Many of us were raised with spanking that it can seem second-nature, making it hard to change our ways even as we so desperately want to. While changing our knee-jerk reactions take time, the good news is that there are many more ways to effectively discipline our children gently — affording you the opportunity to find what works best.

The research on the detrimental effects of spanking on child development is clear: Don’t do it. But what to do instead? Because as much as spanking is a no-no, so is raising children without clear boundaries on their behavior.

The hard part of wrapping our minds around gentle discipline is that most of it is proactive and takes being intentional. Spanking is reactive and, particularly when fueled by an ingrained reflex, doesn’t require forethought.

So as you ponder gentle discipline, understand that it requires a holistic approach. The ideas are meant to work together. You have the freedom to pick and choose what will work best for your family, but its a combination of mostly proactive techniques and then also intentional, in-the-moment responses to misbehavior that make gentle discipline effective.

Don’t underestimate the power of being proactive. Setting your child up to succeed, rather than waiting to react when he fails, goes a long way in circumventing misbehavior in the first place.

Keep these 20 tips in mind to create an atmosphere that’s less likely to invite the urge to spank:

1) Stay calm

Kids act out for all kinds of reasons, but it’s not because they dislike you or are trying to purposely manipulate you. Nine times out of 10, it’s because they’re tired, hunger, not feeling well, frustrated, or have another unfulfilled need. So don’t take it personally. View it all objectively.

2) Work on your stress level

Children feed off negative vibes. If you’re feeling stressed, they subconsciously pick up on that and start acting out how you feel, which of course only perpetuates how you act, and the cycle goes round and round.

3) Keep your home kid-friendly

Just as a home needs to be baby-proofed, it needs to be set up to be kid-friendly. Decorate your fridge with your children’s artwork, give full access to a cupboard filled with craft materials and other activities for when your child is bored, and invite your child to join in on housework with you. There are ways to make folding clothes fun! Basically make your home a safe place designed with your child in mind, rather than trying to fit your child’s tendencies into a possibly kid-unfriendly lifestyle you had before becoming a parent.

4) Avoid overstimulation

As much as children love bright colors, music, noise, sugary treats, and high-energy activities, take care to avoid overstimulation. An overstimulated child is much more likely to act out. Sometimes its inevitable, and in these cases, its important to help your child learn to calm down slowly perhaps by reading a book in a quiet room or by taking a bubble bath.

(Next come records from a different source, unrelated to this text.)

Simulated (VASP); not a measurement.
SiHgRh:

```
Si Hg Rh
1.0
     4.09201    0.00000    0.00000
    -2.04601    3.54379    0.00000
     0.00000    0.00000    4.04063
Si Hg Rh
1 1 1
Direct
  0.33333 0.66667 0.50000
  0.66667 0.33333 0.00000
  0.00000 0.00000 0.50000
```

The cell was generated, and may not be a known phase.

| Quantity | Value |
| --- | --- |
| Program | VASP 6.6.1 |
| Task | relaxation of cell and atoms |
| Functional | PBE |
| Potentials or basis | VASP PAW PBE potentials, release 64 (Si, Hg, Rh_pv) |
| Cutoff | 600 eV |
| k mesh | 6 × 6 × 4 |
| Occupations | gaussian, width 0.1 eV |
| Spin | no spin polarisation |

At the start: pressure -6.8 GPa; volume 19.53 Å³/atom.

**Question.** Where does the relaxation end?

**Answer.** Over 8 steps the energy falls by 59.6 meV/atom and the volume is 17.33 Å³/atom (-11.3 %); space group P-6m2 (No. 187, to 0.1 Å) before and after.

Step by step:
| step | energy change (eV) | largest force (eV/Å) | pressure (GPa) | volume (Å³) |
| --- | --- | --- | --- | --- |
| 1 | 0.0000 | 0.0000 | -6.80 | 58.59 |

Don’t be surprised, though, if your child has a meltdown as soon as the overstimulating excitement is over, and don’t take it personally. It’s a cue that the atmosphere was too much for her brain and to perhaps avoid the same situation in the future.

5) Use good manners

Say “please” when you tell your child to do something, and “thank you” afterwards, just as you would do with an adult. Use good manners throughout the day, which teaches respect through example. Greet your child in the morning and give a hug and kiss. And give your child appropriate compliments. For example, if your daughter does an exceptional job at unloading the dishwasher in a timely fashion, let her know.

6) Teach kindness

Make kindness your family’s theme. This means parents need to take the lead in modeling kindness in word and deed, and complimenting our children when they follow this lead.

7) Speak in quiet voice

We don’t need to shout to make our children hear us. They actually listen more when spoken to in a soft voice. Try whispering when you really want them to listen! If the noise level in your house is too high to avoid talking loudly, turn off music and the TV, dim the lights, and invite everyone to sit down for a moment. Your children’s noise level will likely correspond.

This can be hard if you’re in the habit of yelling, but understand that shouting is a conditioned response to your feeling of anger. It’s a tip-off to you that you need to find another, more appropriate and healthier way to express your anger.

8) Listen

Just as we want our children to listen us, we need to be sure to actively listen to them. Listening doesn’t mean your child will get to do whatever he wants, but it does mean he knows that the most important person in his life cares and empathizes with his frustration.

9) Be consistent

Children thrive on routine and predictability. Set boundaries on behavior consistently, each and every time. Clearly knowing the parameters is how children learn what is expected of them. It’s when they get confused that some of the most distressing behaviors occur.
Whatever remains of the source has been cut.